If successful, the ship, called “StarChip” could reach Earth’s closest star system, Alpha Centauri, in 20 years.
Stephen Hawking announced the Breakthrough Starshot project in April, for which he is joined by a team at the Korea Institute of Science and Technology. But whether the craft could survive a two decade-long trip remained in question.
That’s where Nasa can help. According to their researchers, high-energy radiation in space could cause the ship to cease functionality well before the 20-year trip was over, according to Science Alert.
Nasa proposed a number of options to pursue in the development stages of the project. They presented their findings at the International Electron Devices Meeting in San Francisco this week.
First, adjust the route of the flight to avoid those high-radiation areas. But that could add years to the voyage and would not necessarily protect the ship from degradation.
Second, they proposed the ship could be built with protective shielding on the electronics. But adding shielding to the ship would add to the size and weight and thus slow down the remarkable speed of the craft.
Third, Nasa researchers proposed a silicon chip that would automatically repair itself.
“On-chip healing has been around for many, many years,” Nasa team member Jin-Woo Han said in the presentation.

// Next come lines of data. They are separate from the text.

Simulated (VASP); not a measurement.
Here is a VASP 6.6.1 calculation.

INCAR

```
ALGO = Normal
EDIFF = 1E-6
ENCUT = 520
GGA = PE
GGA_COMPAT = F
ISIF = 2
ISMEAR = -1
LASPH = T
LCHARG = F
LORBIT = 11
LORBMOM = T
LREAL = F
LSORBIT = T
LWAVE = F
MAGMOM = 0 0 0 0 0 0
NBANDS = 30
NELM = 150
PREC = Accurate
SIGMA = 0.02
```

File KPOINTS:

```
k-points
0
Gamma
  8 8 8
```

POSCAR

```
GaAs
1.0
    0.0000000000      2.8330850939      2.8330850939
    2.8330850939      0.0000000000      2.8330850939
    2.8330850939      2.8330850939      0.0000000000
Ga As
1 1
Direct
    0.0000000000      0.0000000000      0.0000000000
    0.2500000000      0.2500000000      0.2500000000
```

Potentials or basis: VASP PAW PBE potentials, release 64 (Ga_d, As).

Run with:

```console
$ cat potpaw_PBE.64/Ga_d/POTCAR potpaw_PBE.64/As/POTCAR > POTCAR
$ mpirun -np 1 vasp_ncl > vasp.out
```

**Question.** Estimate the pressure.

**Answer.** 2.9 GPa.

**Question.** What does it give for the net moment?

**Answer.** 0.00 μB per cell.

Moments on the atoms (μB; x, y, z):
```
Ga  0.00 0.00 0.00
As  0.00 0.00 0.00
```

Still the research is only theoretical and researchers have significant work to do to address other major problems in interstellar travel.
“The limit that confronts us now is the great void between us and the stars,” Mr Hawking said in April. “But now we can transcend it. With light beams, light sails, and the lightest spacecraft ever built, we can launch a mission to Alpha Centauri within a generation.
“Today, we commit to this next great leap into the cosmos because we are human, and our nature is to fly."